On Tuesday, July 19, 2022, a brand new bust of the legendary Bulgarian pro wrestler Dan Koloff (1892-1940) was unveiled in the town of Plachkovtsi, Bulgaria. The significance of the bust being in that town is that Koloff’s parents were originally from the same region. The bust was commissioned to honor the 130th anniversary of Koloff’s birth and was made by the Bulgarian sculptor Ivan Todorov.

In 1909, the 17-year-old Bulgarian Dan Koloff (real name Doncho Kolev Trevnenski) emigrated to the United States and in 1917 he embarked on a journey as a professional wrestler. For the next 16 years or so Koloff wrestled almost all of the greats of the era (Joe Stecher, “Strangler” Lewis, Jim Londos, Stanislaus and Wladek Zbyszko, Dick Shikat, etc.) and built a strong reputation for himself in the U.S. and Canada.
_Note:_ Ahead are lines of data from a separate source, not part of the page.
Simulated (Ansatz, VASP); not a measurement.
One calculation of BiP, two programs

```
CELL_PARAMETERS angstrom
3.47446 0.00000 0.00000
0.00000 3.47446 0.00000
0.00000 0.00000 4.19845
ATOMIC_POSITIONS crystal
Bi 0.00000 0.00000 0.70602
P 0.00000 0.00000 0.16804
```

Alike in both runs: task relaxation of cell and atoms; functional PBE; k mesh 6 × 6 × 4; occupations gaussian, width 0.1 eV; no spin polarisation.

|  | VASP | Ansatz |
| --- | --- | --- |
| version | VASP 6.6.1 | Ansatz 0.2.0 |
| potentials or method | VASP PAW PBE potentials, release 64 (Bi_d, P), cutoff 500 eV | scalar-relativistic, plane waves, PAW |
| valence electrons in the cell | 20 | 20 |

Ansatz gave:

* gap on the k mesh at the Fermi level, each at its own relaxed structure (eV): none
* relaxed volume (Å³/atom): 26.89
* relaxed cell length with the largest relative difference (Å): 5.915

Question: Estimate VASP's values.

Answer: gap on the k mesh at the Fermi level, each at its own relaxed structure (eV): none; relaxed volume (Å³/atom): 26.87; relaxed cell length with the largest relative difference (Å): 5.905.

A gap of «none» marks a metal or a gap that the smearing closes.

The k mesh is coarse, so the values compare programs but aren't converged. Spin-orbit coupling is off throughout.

Due to his natural toughness and wrestling acumen behind the scenes he ended up being a policeman for and a mentor of World champions such as Gus Sonnenberg, Henri Deglane and Ed Don George.

Between 1933 and 1935 Koloff also ran the newly established Northern California booking office out of Oakland before selling it to Joe Malcewicz.

His biggest break, however, came in 1933 when the Frenchmen Raoul Paoli (the promoter) and Henri Deglane (the top star) started a new wrestling promotion in France. Koloff was a regular fixture in this new promotion and with Deglane and Koloff on top pro wrestling became extremely popular in France. Crowds of 10,000 and above were common in Paris throughout the 1930s. Koloff wrestled for the French promotion between 1933 and 1938, winning the European Heavyweight championship (the top championship of the promotion) twice.

Dan Koloff in 1934. Photo courtesy Steve Ogilvie Collection

Word of his successes in France and elsewhere (between his French matches Koloff wrestled in other European countries and also did a tour of Australia and New Zealand) reached Koloff’s homeland and in 1935 Koloff returned to Bulgaria for the first time in three decades. He was greeted as a returning national hero. Bulgaria had never had a sports superstar of this magnitude up to that point. Over the course of the next three years Koloff headlined a number of Bulgarian cards, some of which drew crowds of 20,000 and more spectators.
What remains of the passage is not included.